That was the easy one. We have a ton of experience protecting important central systems.
The more difficult ones all revolve around your physical infrastructure and where it meets your virtual container infrastructure. Look at all the boxes in your data center and the services they provide, then map out how those services integrate with your containers. Once you’ve mapped them, work the mappings into your DevOps projects. Load balancing and storage provisioning are two areas in which what a traditional DC does is duplicated inside the container environment, and where that processing is to occur should be a conscious choice about what is best for the application, not a decision based on what is easiest/in front of you.
It is an (arguably) bigger issue with storage. Just because the container can grow or shrink its internal storage does not make it the right place to position a fair selection of your data. Think about what will be needed in the future—with or without the application that this container or container set represents—and make a conscious choice about what is ephemeral data that can go away should an instance die versus what is needed long-term. Work those choices into DevOps processes. It can be a pain to access persistent data that is remote to a container, so make the painful parts automated via your DevOps processes.

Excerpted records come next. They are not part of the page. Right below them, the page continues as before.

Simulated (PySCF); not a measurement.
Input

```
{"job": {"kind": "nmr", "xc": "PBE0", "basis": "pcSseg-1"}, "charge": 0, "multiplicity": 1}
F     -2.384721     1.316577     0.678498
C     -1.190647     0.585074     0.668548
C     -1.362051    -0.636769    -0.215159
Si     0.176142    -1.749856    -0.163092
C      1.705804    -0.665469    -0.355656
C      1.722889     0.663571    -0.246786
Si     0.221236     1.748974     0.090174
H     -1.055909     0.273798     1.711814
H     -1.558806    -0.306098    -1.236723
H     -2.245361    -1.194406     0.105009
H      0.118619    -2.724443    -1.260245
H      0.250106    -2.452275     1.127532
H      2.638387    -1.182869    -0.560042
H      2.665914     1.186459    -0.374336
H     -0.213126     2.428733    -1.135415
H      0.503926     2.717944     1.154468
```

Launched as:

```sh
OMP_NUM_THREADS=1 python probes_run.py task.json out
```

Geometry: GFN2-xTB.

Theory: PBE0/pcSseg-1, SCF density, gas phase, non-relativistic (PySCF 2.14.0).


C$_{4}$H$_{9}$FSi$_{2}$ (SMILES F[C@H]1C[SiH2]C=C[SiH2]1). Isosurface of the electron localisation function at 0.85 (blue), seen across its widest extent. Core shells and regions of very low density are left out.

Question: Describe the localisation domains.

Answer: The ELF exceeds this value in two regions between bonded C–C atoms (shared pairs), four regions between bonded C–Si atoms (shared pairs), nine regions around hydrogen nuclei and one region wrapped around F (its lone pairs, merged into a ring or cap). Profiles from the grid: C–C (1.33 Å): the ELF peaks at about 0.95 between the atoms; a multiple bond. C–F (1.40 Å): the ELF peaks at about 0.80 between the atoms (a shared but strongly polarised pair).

Both of these problems are compounded in most (but not all) cloud environments. Too much cloud functionality is designed to lock users in. While that has been a standard practice in IT for decades, the problem with containers is that they are inherently portable. Build them to be so. Yes, lock-in functionality always brings benefits, but mobility lets a team choose where best to deploy a container system with each inflection point (purposely being vague here—a highly agile/DevOps shop could have daily inflection points, while a single team just piloting containers in their DevOps environment may only have them on occasion when something large changes with the system). Should something change at a preferred cloud vendor that makes them no longer preferred, the fewer modifications required to move to another platform the better. So building default container/container management into the DevOps toolchain is preferred to building in vendor-specific options when a choice is available. Storage is an easy one to point at and say “choice might not be available.” Allocating disk is not very portable between platforms, but if that’s one of only a handful of things that must change, portability is still an option.
In short, containers are coming, and they’re coming fast. Build them into your DevOps toolchain as portable solutions that automate the worst of the speed bumps. Make conscious choices about where infrastructure-based functionality should reside, and implement based upon those choices.
And keep rocking it. If moving from any other environment (with the arguable exception of cloud), containers will be faster to spin up and to spin down. Just address the issues before they hit you, and all will be well.